2-SAT Satisfiability

You are given \(n\) boolean variables \(x_1, x_2, \dots, x_n\) and \(m\) constraints. Each constraint is in the form:

\( (x_i \text{ is } \mathtt{true/false}) \lor (x_j \text{ is } \mathtt{true/false}) \)

For example, a constraint can be "\(x_1\) is true or \(x_3\) is false" or "\(x_7\) is false or \(x_2\) is false".

The goal is to assign each variable a boolean value such that all constraints are satisfied. If an assignment exists, output YES on the first line followed by a line containing the assignments for \(x_1\) to \(x_n\) (each as true or false separated by a single space). Otherwise, output NO.

This is a classic 2-SAT problem.

inputFormat

The first line contains two integers \(n\) and \(m\) separated by a space, representing the number of variables and the number of constraints, respectively. The variables are numbered from 1 to \(n\).

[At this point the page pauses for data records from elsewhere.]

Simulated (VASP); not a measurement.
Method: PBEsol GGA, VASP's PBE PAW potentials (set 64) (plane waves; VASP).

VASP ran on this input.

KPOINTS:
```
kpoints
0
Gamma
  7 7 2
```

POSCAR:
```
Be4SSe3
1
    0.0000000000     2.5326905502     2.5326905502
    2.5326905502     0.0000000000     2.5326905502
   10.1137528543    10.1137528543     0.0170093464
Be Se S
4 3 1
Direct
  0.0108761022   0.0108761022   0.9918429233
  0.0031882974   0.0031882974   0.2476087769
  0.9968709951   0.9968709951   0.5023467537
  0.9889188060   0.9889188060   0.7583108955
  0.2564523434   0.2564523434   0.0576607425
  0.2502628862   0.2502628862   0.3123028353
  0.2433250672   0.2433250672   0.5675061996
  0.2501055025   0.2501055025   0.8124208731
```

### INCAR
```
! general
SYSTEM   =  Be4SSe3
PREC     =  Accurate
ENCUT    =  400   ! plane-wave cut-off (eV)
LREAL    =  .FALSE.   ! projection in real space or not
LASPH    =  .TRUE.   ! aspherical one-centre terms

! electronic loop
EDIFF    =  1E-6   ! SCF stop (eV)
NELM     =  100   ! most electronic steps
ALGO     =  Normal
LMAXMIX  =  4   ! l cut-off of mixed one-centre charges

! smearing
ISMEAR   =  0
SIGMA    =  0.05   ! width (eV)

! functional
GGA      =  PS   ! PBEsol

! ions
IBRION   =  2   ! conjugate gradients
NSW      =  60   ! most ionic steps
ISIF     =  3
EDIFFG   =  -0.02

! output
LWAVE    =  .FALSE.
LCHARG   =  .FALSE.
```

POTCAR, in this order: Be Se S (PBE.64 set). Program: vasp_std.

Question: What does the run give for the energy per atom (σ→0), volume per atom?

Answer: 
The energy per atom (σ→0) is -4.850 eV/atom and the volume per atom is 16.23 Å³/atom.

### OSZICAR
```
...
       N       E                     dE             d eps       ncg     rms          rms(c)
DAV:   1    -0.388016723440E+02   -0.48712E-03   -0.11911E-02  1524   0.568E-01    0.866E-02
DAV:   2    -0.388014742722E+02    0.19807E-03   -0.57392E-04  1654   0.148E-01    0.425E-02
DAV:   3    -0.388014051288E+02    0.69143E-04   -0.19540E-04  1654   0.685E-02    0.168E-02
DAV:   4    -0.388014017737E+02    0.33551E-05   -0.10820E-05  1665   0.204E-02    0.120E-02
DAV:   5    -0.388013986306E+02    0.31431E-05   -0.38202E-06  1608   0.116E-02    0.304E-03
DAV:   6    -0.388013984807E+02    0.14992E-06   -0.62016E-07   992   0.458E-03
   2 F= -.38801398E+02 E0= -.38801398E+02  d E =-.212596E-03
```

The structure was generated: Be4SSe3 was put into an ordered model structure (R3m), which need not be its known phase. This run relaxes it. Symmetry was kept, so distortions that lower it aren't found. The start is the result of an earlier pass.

Each of the following \(m\) lines contains a constraint in the format:

i A j B

Here, i and j are the indices of variables, and A and B are either true or false, indicating that the corresponding literal should be interpreted as \(x_i\) is true/false and \(x_j\) is true/false respectively. The constraint represents the clause: (xi is A) or (xj is B).

outputFormat

If there exists a satisfying assignment, print YES on the first line. In the second line, print \(n\) space-separated boolean values (true or false) corresponding to \(x_1, x_2, \dots, x_n\) respectively.

If no satisfying assignment exists, output a single line with NO.

sample

2 2
1 true 2 false
1 false 2 true

YES
true true